The Sky know what their biggest problem is.
Asked about the gap between the the expectations for the season and their reality, coach Tyler Marsh said it all comes down to consistency.
At 8-16, the Sky are stuck in 12th place, but have shown flashes of competing with the league’s best teams.
“Obviously no one in this locker room is pleased with where we’re at, but we’re not trying to manage other people’s expectations,” Marsh said on Wednesday. “We’re trying to hold up to what our expectations are for ourselves.”
It should be noted that their own expectations are the ones they’re falling short of, not necessarily external ones. Very few of the major preseason power rankings picked the Sky to finish in the top eight.
But they still believe they’re close to validating the confidence they projected.

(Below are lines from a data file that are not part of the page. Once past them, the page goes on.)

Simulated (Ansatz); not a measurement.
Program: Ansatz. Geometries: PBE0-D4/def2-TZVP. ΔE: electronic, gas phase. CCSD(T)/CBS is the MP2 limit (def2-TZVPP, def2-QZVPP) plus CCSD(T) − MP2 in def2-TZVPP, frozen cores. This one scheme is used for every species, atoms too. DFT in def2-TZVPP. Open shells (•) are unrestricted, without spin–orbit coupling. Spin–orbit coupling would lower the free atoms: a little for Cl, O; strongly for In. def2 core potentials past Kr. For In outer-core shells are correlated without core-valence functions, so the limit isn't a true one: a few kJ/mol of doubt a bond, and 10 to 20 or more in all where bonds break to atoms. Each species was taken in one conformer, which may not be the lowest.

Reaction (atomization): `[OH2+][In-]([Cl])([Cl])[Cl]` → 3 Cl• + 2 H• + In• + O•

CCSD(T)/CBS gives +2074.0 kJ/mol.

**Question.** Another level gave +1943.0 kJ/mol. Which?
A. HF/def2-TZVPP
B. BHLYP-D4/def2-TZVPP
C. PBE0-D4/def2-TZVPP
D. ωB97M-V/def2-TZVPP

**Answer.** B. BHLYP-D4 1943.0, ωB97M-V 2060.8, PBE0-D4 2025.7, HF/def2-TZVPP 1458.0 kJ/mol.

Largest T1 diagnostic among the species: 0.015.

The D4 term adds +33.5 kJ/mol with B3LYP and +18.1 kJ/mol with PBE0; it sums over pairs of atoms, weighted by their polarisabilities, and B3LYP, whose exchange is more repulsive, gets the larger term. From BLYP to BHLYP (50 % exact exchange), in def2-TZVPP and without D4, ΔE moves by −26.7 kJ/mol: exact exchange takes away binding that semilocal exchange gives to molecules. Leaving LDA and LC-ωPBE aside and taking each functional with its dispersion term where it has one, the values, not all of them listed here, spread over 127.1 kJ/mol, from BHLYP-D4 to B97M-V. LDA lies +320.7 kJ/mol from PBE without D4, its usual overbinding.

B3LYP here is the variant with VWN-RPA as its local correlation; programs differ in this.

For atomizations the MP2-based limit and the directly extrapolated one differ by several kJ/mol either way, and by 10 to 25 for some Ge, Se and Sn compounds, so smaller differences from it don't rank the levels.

“We’re in all these games,” veteran guard Natasha Cloud said after the Sky squandered their third double-digit lead against the Wings. “We’re in every single one of them until the last probably three or four minutes, and then we’re not executing on both ends of the floor.”
Lucky for them, the rest of the league keeps leaving the door open.
Pretty much every team has been inconsistent so far. Even the league’s best teams — the Lynx, the Aces — can lay an egg on any given night.
The middle is even more Jekyll and Hyde. The Fever, Liberty and Dream — teams with traditional Big Threes and championship aspirations — all have games when they look totally incomplete.
Start with what that means for Marsh, who has taken the brunt of the heat for this underperforming squad.
If Fever coach Stephanie White, as respected and seasoned as they come, can’t lead a team with three All-Star starters to better than 14-10, Marsh’s campaign with a team that has zero All-Stars looks a little less damning.
That doesn’t let him off the hook. It means he isn’t uniquely failing in a league where more talented teams with more continuity are having the same kinds of struggles.
Then there’s what it means for the standings. The teams sitting between the Sky and the playoffs have plenty of holes, too.
The Sparks recently fired their general manager and could become sellers at the trade deadline. The Tempo, much like the Sky, can challenge a great team one night and look completely overmatched the next.
The burning question is whether this opportunity even matters if the Sky remain their own worst enemy. Just past the midpoint of the season, their late-game dysfunction might be a pattern that has calcified.
Wednesday’s win over the Storm offered a small rebuttal.
Yes, Seattle has the worst record in the league, but the Sky won without their two leading scorers, Kamilla Cardoso and Skylar Diggins. And this time, they didn’t choke away the ending.
It’s not ideal that the Sky’s playoff hopes rest as much on the rest of the league’s inconsistency as on their own strengths. Eventually, they’ll have to prove they can protect a lead against playoff teams, not just benefit when the teams ahead of them stumble.
But that’s the open door waiting for them in the second half — if they can get out of their own way and walk through it.